PDF manipulation tips, Part 1

Publishing academic papers with LaTeX / pdfTeX often requires working with PDFs. During grad school at the University of Waterloo, I published mainly in the IEEE Geoscience and Remote Sensing journals, which accepted PDF format submissions with LaTeX source files. On this page I will document some tips and tricks I learned as I handled (or, on some days, physically dueled with) PDF files. This will hopefully save you some headaches.

Be sure to check out the other parts of my PDF manipulation tips:

Part 1: GhostScript

Part 1 of this document focuses on things you can do with GhostScript. Part 2 focuses on things you can do with other programs like Pdftk.

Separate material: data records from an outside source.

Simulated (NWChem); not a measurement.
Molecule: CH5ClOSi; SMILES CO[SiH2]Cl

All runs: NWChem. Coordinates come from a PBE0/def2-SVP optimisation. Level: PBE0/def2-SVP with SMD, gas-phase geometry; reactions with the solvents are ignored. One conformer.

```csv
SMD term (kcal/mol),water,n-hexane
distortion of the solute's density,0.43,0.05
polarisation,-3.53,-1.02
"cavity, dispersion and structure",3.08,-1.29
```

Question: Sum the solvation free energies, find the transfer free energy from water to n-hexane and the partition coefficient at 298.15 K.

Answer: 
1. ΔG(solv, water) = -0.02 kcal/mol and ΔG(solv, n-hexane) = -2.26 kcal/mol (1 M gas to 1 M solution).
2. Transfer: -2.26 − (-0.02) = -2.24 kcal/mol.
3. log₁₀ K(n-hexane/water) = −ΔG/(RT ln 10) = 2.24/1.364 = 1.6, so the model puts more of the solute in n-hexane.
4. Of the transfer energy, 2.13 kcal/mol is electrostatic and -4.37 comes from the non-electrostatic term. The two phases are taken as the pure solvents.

For these tips, you will need to install at least GPL GhostScript, an open source software package that can manipulate PostScript and PDF files. Once installed, add the bin directory of the Ghostscript installation to your system path. The examples I give below are for the Windows version of Ghostscript, gswin32c.exe, for other systems you replace it with gs.

If you use GhostScript as described here to process a PDF which has images with alpha channels (transparency), the images may not show up in the resulting PDF (there seems to be an error in the image). If these are PDF files you created yourself with pdfTeX, then most likely the original images that you included with the \includegraphics command had alpha channels. Just remove the alpha channels from the original images and recreate the PDF with pdfTeX before using GhostScript.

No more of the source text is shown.